The Burchfield Penney Art Center at SUNY Buffalo State in Buffalo, New York presents the groundbreaking exhibition Blistering Vision: Charles E. Burchfield’s Sublime American Landscapes, on view from July 8-October 23, 2016. Blistering Vision, which brings together more than 100 paintings and drawings by American master Charles E. Burchfield (1893-1967), examines Burchfield’s work as a bridge between the 19th century American naturalists and the emergence of the environmental movement of the late 20th century.
For 50 years, the Burchfield Penney has been dedicated to the vision of American master Burchfield and to the diverse art and artists of Western New York. The Center is commemorating this golden anniversary with full year of special exhibitions and events, beginning Friday, July 8 with Blistering Vision: Charles E. Burchfield’s Sublime American Landscapes, an exhibition that heralds a new interpretation of Burchfield's accomplishments.
In this collection of landscapes, Burchfield both celebrates nature’s beauty and examines its complex relationship with industrial development in the late 19th and early 20th centuries and places the artist between the 19th century naturalists, such as John Burroughs and Henry David Thoreau and 20th century environmentalists including Rachel Carson and Stuart Udall.
“Burchfield’s aesthetic concern with nature was serious, and his paintings of the American landscape remain an important part of our understanding of the environmental challenges presented by industry in the first half of the twentieth century,” said Tullis Johnson, curator and manager of archives at the Burchfield Penney and curator of the exhibition.
Important works from public and private collections combined with collection and archival materials from the Charles E. Burchfield Archives at the Burchfield Penney present Burchfield’s concerns for the environment expressed from within the dialect of the tradition of the sublime, extending its reach into the new context of environmental aesthetics.
“It is amazing, at a moment when climate change looms over the planet’s future, when sustainability seems almost out of reach, when long-term thinking is in such short supply, that the beauty, directness and simplicity of a long-dead painter can seem so relevant,” writes Lucy R. Lippard in the introduction to the book which accompanies the exhibition. “Charles Burchfield anticipated the Anthropocene, was moved by the dire impacts of ‘progress’ and ‘modernity’ on the landscape at the same time that he saw their beauty. The artist’s visual and verbal ruminations on the chromatic glories of pollution resonate with current socio-esthetic issues.”

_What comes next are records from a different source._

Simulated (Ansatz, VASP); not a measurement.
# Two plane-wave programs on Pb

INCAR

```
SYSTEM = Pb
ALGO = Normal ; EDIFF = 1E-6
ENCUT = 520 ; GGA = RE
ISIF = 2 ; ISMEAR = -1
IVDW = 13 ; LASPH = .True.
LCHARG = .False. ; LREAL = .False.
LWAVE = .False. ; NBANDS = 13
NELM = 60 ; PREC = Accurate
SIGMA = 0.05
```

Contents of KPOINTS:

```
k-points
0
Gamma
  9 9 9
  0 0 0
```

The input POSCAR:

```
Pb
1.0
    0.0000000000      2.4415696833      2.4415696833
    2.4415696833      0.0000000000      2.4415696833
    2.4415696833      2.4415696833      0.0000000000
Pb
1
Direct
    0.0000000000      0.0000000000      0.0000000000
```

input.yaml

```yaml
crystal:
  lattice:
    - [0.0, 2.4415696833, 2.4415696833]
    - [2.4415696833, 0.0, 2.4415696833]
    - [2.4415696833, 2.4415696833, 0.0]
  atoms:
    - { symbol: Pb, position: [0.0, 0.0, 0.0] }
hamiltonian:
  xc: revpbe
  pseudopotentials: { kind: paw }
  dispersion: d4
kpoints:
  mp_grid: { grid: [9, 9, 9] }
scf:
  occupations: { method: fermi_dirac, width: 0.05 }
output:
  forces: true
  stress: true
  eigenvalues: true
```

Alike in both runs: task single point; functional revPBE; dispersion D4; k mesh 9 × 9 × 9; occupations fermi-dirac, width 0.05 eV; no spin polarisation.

“Tullis Johnson’s deep read of Burchfield’s journals, letters and ephemera opens the field of thought about the artist, who in his most narrow of moments has been considered simply a special case regionalist. Johnson reveals far more about Burchfield,” writes Anthony Bannon, Ph.D., executive director of the Burchfield Penney. “From these documents, Johnson brought forth Burchfield’s unstated, early participation in what has become known in the 20th century as an Environmental Aesthetic - in which, with alchemical irony, the tables of industry, once considered a national boon, turn to become a global scourge to nature.”
About Charles Burchfield
Charles Ephraim Burchfield (1893-1967) was an American painter, best known for his watercolor landscapes. Burchfield was born April 9, 1893, in Ashtabula Harbor, Ohio. Five years later, his family moved to Salem, Ohio, where he graduated from high school as class valedictorian in 1911. He attended the Cleveland School of Art from 1912-1916 and studied with Henry G. Keller, Frank N. Wilcox, and William J. Eastman.
In 1921, Burchfield moved to Buffalo, New York, to work as a designer for the prominent wallpaper company, M.H. Birge & Sons Company. The next year he married Bertha Kenreich, with whom he raised five children. Fascinated by Buffalo's streets, harbor, railroad yards, and surrounding countryside, he adopted a more realistic artistic style. Burchfield's foray into realism lasted for several years.
He became friends with Edward Hopper in 1928, after Hopper’s essay on Burchfield appeared in the July issue of Arts magazine. Hopper wrote, "The work of Charles Burchfield is most decidedly founded, not on art, but on life, and the life that he knows and loves best.”
In 1929, the Frank K. M. Rehn Galleries in New York City began representing Burchfield, allowing the artist to resign from his job as a designer to paint full-time. During this period, his works show optimism and an appreciation of American life. In 1930, his work was the subject of the Museum of Modern Art in New York’s first one-person exhibition, Charles Burchfield: Early Watercolors 1916-1918. He was included in the Carnegie Institute’s The 1935 International Exhibition of Paintings, in which his painting The Shed in the Swamp (1933-34) was awarded second prize. In December 1936 Life magazine declared him one of America’s ten greatest painters in its article Burchfield’s America.
In the 1940s, Burchfield returned to ideas begun in early fantasy scenes that he often expanded into transcendental landscapes. Burchfield, always probing the mysteries of nature in an attempt to reveal his inner emotions, once stated, "An artist must paint not what he sees in nature, but what is there. To do so he must invent symbols, which, if properly used, make his work seem even more real than what is in front of him." He followed this artistic vision until the end of his life, creating some of his most mystical works.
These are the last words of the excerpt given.